We all want our love stories to be romantic and passionate, incredible reproductions of hollywood tales of danger, commitment, and triumph. We want to believe that our love is unlike any love that has ever been felt by any of the 107 billion people who have ever existed. We want to believe that what we have is unique, special, and exclusive.
We say things like: “I love you forever. I would do anything for you. You are the only one for me. I would die without you. You’re the most amazing person I have ever known. I’m so glad that I finally found you.”
These sentiments are plentiful during a fresh relationship. Early infatuation and the passion that comes with it is certainly a wonderful experience. It is after a year or two of relationship that the trouble comes, as, many times, in the absence of these hyperbolic attestations and loin-girding emotions, a couple feels as though their love has died.
What happened? Nothing to worry about, in my opinion.
The feelings and sentiments of fiery romance have settled into a pragmatic, everyday love.
Everyday love is pretty practical. Many people think practicality isn’t very romantic. I think that, in many cases, practical love has more meaning. When I run out of mushy romantic colloquialisms, I start to realize that everyday love sounds more like this:
#1. I think you’re someone I can tolerate for the next 80 years.
Let’s be honest. When you sign up for a lifelong marriage, you’re committing yourself to around 80 years of one person’s frequent (if not constant) company.
That is a serious proposition. While passion says “Of course I want to spend the rest of my life with you, you’re my soulmate!!!”, everyday love recognizes the magnitude of this arrangement and the logistics involved. We’re talking about 87,600 meals, 29,200 bedtimes, and 1,460,000 kisses (if you kiss as often as my wife and I). This is no small thing.
And it also leads us to #2.
#2. I could be happy with a number of people, but I picked you.
Passion screams “NOOOOOOOOOOOOOOOOOOOOO. YOU ARE MY ONE AND ONLY.”
But, I mean, really? Everyday love recognizes the fact that, out of the nearly 7.5 billion people on the planet, odds are good any one of us could make a decent life and be happy with a bunch of different partners.
But this doesn’t diminish the love at all. If anything, it enhances it.
Because, out of EVERY SINGLE PERSON on the planet, most of whom I have never met, I decided I wanted you, even knowing that I could be happy with them.
#3. You and I agree on the practical details.
It turns out that some of differing values and opinions that many people assume won’t mesh well don’t seem to heavily impact a marriage, while other commonly overlooked (more practical) hurdles exist.
For instance, difference of religion or politics isn’t a huge deal when mutual respect is present (though I’ll happily admit that most people gravitate towards spouses with similar beliefs and opinions, perhaps for the sheer sake of convenience).
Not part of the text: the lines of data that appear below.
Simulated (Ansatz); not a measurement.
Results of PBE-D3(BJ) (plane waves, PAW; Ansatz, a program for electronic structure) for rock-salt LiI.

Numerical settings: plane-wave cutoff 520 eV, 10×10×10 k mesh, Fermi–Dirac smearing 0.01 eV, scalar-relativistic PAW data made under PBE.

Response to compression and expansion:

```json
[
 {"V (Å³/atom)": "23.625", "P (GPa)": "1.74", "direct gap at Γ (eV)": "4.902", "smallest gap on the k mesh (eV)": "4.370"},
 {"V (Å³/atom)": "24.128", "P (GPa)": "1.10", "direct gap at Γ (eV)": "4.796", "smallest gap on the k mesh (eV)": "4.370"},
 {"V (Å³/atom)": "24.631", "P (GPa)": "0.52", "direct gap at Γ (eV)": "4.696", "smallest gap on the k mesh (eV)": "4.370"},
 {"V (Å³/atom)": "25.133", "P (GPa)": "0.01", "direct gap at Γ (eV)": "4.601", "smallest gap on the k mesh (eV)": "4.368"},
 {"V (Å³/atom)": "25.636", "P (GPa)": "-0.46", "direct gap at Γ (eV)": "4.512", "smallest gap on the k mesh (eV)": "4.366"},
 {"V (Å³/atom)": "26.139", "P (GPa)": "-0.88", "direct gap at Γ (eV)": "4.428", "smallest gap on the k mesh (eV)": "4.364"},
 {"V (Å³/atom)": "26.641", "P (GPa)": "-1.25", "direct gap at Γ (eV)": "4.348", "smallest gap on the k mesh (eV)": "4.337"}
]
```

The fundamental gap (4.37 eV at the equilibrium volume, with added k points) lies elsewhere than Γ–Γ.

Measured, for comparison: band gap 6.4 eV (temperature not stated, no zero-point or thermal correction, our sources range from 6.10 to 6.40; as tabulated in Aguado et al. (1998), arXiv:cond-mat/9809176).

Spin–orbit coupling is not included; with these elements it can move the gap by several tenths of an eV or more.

On the other hand, disagreement on something as simple as where we will live, how we will act, or what we will eat can have a crippling effect on a relationship.
#4. Our life goals jive.
Further, if you’re heading to different places, if your dreams don’t fit together, you’ll have a heck of a time being happy. Someone will get priority, and someone else will feel resentful. It’s not romantic, but the idea that both partners are looking at the same big picture is a practical detail that is essential. If you want to go be an artist in L.A. but I want to raise a family, there will be some challenges associated with that, no matter how passionately we love each other.
#5. Our strengths complement each other.
Too often, marriage becomes some kind of competition where both parties feel like they have to bring the same things, in the same way, in the same amount. This is ridiculous. Marriage is a team sport, and we should pick up our spouses slack in their areas of weakness in the same way they pick up ours.
#6. The things about you that suck don’t bother me that much.
Let’s face it. Everyone has some less than ideal qualities about them. Part of marriage vows is committing to this person, baggage included. Passionate love says “Eventually, you’ll grow out of those issues.” Everyday love is fully aware of a person’s darkness and flaws, and loves that person with those flaws, with the understanding that they may never go away.
#7. I like you.
Like isn’t love. They don’t come in a package together. Romantics will want to string me up for this, but it’s true. Love will not carry you for the long haul. When you’re in the valleys of your marriage (and you will be), it will be a genuine but subdued enjoyment of your spouse that gets you through, not a world conquering love. It is possible to love someone with the fire of a hundred suns, but not particularly enjoy their company or personality. Without the basis of fun, laughter, and conversation, any relationship will wither.
Passion is a flashy fuel. Everyday love burns longer and hotter, though admittedly with less grandeur. I’m not advocating that you abandon romance. Quite the opposite. I’m suggesting you enhance it with a healthy respect for the real work horse in any healthy relationship, everyday love.